I'm finally posting as a pat on my back tonight. After actually using the tools that I have chosen to help myself I see long-term changes that make me happy. Firstly, I think, I'm a week through prep exams for the psychometri. Which means every day sitting for 4 hours doing practice exams then, the harder part of checking how well I did and what my score is. Breaking down into parts what I'm proud of myself for tonight.
1. I'm proud of training my mind to be able to focus just on the task at hand. Each individual problem on paper, and in life and not let myself get overwhelmed and frozen.
2, I'm proud of realizing my fear of failure and letting myself down. As well as the pressure that I put on myself to succeed to get into college. Then, removing that pressure (mostly), from checking the exams, and leaving numbers as numbers, not my entire future.
3, Not using my disability as an excuse to why I don't feel well on a variety of days. Leaving the reasons and just working with what I've got that day.

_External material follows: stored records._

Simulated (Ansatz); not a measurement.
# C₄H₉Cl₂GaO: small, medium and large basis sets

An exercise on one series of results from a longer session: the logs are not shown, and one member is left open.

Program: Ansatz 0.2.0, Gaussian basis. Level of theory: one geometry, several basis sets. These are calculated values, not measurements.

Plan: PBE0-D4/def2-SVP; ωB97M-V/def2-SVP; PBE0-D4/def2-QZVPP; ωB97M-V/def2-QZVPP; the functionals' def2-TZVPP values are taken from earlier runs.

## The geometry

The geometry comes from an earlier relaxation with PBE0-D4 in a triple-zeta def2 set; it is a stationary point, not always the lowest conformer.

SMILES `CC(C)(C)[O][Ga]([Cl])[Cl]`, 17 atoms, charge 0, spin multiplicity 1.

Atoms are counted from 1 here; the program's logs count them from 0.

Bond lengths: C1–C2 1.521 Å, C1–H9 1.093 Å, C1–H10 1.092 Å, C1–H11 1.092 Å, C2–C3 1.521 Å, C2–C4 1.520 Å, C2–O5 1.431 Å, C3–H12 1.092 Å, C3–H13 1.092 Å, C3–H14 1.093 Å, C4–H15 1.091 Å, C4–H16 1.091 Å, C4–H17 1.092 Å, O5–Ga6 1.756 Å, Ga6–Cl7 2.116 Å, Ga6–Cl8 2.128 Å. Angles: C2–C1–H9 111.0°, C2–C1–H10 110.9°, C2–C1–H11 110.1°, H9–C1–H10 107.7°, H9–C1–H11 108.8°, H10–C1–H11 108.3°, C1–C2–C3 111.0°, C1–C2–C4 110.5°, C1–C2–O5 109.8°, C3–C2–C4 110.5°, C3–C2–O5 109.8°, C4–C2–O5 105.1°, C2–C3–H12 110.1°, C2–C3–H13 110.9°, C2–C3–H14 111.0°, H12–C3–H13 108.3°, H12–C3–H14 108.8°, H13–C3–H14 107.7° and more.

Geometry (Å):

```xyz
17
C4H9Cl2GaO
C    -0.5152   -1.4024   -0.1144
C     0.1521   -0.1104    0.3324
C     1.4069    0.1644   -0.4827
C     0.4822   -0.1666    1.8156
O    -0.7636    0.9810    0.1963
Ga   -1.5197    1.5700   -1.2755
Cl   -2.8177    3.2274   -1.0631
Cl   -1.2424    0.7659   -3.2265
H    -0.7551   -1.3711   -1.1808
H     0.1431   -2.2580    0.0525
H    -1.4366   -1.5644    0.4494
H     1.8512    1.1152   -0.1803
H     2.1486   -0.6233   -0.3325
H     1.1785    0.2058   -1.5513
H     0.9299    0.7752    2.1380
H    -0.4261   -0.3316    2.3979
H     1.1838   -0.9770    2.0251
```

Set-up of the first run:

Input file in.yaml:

4. Being able to read an email from a family member which I love but usually feel super pressurized by. I realized and accepted that what was being said was from love and was able to respond without getting upset and worked up.
Now 4 hours after a tough exam, I actually feel calm. Even though my travel plans got complicated last moment, and I'm super tired, having a hard time sleeping. Just keep going, get help and find tools that work for you and keep going. Realize and take the time to pat yourself on the back. It makes the rest of your day better and builds up a healthy relationship with yourself.